This legislation was repealed in 1987, as it was incompatible with Articles 10 and 14 of the European Convention on Human Rights (ECHR) in respect of freedom of expression without discrimination.
In 1998, both the Good Friday Agreement (GFA) and the Human Rights Act (HRA) guaranteed the incorporation of the ECHR into domestic law.
The GFA provide for an ‘Equality of Treatment’ duty on public authorities. This statutory duty was explicitly singled out in the agreement to be enshrined with the Bill of Rights.
‘The formulating of a general obligation on government and public bodies, fully to respect on the basis of equality of treatment, the identity and ethos of both communities’.

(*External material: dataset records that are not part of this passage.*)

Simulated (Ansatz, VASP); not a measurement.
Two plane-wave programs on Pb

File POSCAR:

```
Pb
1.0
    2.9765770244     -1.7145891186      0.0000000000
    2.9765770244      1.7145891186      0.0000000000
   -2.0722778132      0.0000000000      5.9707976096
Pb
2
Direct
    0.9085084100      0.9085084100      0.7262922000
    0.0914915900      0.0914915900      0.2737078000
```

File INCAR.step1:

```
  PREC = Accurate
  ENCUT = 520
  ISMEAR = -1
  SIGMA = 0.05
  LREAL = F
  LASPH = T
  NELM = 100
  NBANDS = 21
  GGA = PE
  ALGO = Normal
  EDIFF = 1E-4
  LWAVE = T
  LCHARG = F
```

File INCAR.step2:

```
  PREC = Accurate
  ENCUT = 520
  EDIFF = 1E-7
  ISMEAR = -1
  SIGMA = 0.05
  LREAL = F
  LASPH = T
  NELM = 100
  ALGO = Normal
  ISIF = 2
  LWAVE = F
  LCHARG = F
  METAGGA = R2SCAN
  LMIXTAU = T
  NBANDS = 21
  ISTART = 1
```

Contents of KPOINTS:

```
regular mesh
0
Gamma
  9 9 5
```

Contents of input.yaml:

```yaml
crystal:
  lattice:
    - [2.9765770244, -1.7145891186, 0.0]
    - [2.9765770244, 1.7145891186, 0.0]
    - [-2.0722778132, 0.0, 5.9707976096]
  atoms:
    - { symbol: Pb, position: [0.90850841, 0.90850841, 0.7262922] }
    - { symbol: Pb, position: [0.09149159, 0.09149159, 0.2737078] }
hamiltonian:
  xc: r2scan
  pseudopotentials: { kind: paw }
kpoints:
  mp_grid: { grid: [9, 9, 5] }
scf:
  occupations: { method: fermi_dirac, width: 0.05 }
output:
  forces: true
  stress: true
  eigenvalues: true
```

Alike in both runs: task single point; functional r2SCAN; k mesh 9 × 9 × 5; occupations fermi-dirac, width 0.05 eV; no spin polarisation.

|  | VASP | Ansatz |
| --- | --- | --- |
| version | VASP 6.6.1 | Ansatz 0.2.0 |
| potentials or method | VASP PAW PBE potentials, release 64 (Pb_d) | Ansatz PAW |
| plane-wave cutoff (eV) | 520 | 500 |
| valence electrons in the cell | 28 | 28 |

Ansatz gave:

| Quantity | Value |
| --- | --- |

Subsequently, the Human Rights Commission (HRC), tasked with the formulation of the bill, recommended in its 2008 advice to the government:
‘Public authorities must fully respect, on the basis of equality of treatment, the identity and ethos of both main communities in NI. No one relying on this provision may do so in a manner inconsistent with the rights and freedoms of others’.
The British Government has still not introduced a Bill of Rights. This void has contributed in no small measure to the malaise we are currently in, surrounding these issues.
In the context of a divided society, public authorities cannot and should not reflect the national identity of just one side of the community. In respect of this Sinn Fe\0x0301in has proposed a policy of ‘equality or neutrality’. This can translate into both national flags on display or no flags at all to be flown. What is required is a manifestation of mutual respect for both identities, British and Irish.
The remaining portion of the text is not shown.